Paid in Full (2002 film) - Wikipedia
|Paid in Full|
|Directed by||Charles Stone III|
|Written by||Matthew Cirulnick|
Azie Faison (earlier screenplay)
|Produced by||Damon Dash|
|Starring||Wood Harris |
|Narrated by||Wood Harris|
|Edited by||Bill Pankow, A.C.E, Patricia Bowers|
|Music by||Vernon Reid and Frank Fitzpatrick|
|Distributed by||Miramax Films|
|October 25, 2002|
|Box office||$3.1 million|
Paid in Full is a 2002 American crime drama film directed by Charles Stone III. The characters Ace (Wood Harris), Mitch (Mekhi Phifer), and Rico (Cam'ron), are fictionally based on the 1980s Harlem drug dealers Azie "AZ" Faison, Rich Porter, and Alpo Martinez. The title of the film is borrowed from the 1987 album and song by Eric B. & Rakim.

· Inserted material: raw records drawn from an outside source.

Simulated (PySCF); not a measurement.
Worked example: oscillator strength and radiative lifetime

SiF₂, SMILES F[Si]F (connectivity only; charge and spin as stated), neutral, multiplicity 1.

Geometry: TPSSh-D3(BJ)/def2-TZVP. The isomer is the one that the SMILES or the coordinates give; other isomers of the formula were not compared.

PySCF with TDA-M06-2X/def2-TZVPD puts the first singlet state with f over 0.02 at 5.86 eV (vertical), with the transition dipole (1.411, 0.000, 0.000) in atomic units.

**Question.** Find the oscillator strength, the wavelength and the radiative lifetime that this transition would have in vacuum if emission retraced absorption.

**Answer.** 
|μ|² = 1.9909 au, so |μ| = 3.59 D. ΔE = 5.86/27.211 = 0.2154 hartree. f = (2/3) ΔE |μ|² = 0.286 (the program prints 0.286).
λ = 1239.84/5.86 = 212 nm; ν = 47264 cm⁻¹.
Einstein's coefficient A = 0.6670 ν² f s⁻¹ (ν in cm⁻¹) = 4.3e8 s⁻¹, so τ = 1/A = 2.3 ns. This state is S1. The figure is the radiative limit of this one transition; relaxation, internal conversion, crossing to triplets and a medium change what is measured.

Ace is a young man living with his mom and sister in the Harlem ghetto working a dead-end job at a dry cleaning shop. His sister Dora’s boyfriend, Calvin, is a successful cocaine dealer while Ace's close friend Mitch is a flashy, popular drug dealer. Despite both of them promising a life of easy money, expensive cars and women, Ace decides to live a law-abiding life. While at work, Ace finds some cocaine in one of his customers’ pants. The customer, Lulu, is a cocaine supplier who lets Ace keep the drug. When Calvin gets arrested on drug charges, Ace runs into one of his customers and easily sells him the cocaine for $100. Impressed, Ace goes back to Lulu for more cocaine to sell.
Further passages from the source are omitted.